April 2020 might seem like it’s far away. But local tax experts say it’s not too early to start thinking about filing 2019 taxes. In fact, now might be the best time to start preparing.

“From now until end of year, your CPA has a ton of time to meet and do strategic planning,” said Hardy Foreman, CPA, and partner at Carr, Riggs and Ingram, LLC. “Start planning now, before the end of the year. Utilize their time while they have it.”

Foreman encourages taxpayers to ask their tax professional for a list of the necessary paperwork for tax preparation. When it comes to pulling that information together, the sooner the better, Foreman said. After February, taxpayers run the risk of getting caught in a backlog with their tax professional.
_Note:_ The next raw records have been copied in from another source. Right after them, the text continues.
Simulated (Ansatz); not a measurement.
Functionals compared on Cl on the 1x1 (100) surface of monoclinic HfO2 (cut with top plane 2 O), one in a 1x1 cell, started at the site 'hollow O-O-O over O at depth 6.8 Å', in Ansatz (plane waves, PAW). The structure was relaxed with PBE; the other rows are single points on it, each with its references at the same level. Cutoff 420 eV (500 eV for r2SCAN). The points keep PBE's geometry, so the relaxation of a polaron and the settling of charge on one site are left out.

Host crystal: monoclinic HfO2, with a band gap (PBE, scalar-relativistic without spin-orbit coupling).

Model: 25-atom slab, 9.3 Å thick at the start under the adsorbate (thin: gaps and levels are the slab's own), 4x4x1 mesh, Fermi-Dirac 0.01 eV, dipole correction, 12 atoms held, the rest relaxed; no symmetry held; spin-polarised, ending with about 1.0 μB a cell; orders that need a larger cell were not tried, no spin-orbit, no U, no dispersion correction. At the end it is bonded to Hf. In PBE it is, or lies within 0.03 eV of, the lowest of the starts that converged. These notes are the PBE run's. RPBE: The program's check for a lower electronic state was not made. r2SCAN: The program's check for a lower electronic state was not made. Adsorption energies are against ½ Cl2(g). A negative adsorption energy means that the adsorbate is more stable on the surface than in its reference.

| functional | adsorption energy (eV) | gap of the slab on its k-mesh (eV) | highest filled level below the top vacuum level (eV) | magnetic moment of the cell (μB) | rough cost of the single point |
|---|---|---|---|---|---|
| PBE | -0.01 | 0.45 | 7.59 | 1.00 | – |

Another reason to consult with a tax professional is to review the tax laws, Foreman said. The tax code was rewritten with significant changes in 2018. What once was applicable might not be now, he said.

One area Foreman cited specifically to consider is charitable giving. The standard deduction for married filing jointly is $24,000. If a taxpayer has mortgage and property deductions, and a planned charitable deduction will not cross that $24,000 threshold, Foreman said the taxpayer might opt to take the standard deduction this year, then double the planned donation next year if it helps to exceed the deduction threshold.

Not saving receipts is another potential pitfall for many taxpayers, especially when it comes to charitable giving.

“All the time, people are giving $200, $400 or $500, and they don’t get receipts,” Foreman said. “When it comes tax time, they have no record of those donations, so they get no benefit from that.”

Owners of rental properties often face similar challenges, he said. Foreman encourages them to open a separate bank account for the rental business and to save all their receipts related to the maintenance and upkeep of their properties.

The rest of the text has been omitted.